Israel-Oludotun-Ransome-Kuti

Israel Oludotun Ransome-Kuti: Teacher, Nation-Builder, Clergyman

Ransome-Kuti remains Nigeria's youngest school principal at 27.

The Reverend Israel Oludotun Ransome-Kuti was born on April 30, 1891, to an Egba family in Abeokuta, present-day Ogun State. His father was Reverend (later Canon) Josiah Jesse Ransome-Kuti, who was well known for his outstanding administrative competence as well as his talents as a singer, which earned him the nickname “the Singing Minister” by the British colonialists.

His mother was Bertha Amy Erinade Ransome-Kuti (née Olubi).

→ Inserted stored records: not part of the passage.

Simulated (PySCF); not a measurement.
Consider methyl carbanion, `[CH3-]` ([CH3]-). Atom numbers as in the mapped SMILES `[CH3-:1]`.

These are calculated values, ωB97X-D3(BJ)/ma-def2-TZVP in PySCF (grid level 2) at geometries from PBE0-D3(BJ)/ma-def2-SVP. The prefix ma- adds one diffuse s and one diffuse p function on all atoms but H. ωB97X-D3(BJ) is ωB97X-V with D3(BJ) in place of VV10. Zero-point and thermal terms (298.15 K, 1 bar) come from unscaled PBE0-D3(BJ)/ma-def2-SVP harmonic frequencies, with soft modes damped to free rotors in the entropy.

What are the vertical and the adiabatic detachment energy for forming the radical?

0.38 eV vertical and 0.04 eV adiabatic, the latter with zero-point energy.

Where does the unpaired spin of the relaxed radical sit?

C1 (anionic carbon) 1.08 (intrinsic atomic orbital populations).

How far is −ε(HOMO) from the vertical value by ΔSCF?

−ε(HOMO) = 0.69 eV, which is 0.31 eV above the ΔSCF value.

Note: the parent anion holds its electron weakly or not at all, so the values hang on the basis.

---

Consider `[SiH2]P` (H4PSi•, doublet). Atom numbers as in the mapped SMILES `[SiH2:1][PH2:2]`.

Among his siblings were Josiah Oluyinka, Joshua Oluremi, Azariah Olusegun, Victoria Susannah Tinuade and Anne Lape Iyabode, who gave birth to his niece, Grace Eniola Jenkins-Harrison, who would then give birth to Wole Soyinka, the first Black African to win the Nobel Prize in Literature in 1986.

Early Life and Education

Israel Oludotun Ransome-Kuti was born at Ija-Ofa parsonage, the Anglican parish of Gbagura, Abeokuta, where his father was serving as a teacher/catechist. He started his primary education at the Gbagura Primary School and St. John’s Primary School, Suren Village, Ifo, in 1896. Thereafter, he proceeded to the C.M.S. Grammar School, Lagos, in 1904, but returned to his hometown, Abeokuta, four years later to complete his secondary education at the newly opened Abeokuta Grammar School. He was the first student to be admitted to the school in 1908.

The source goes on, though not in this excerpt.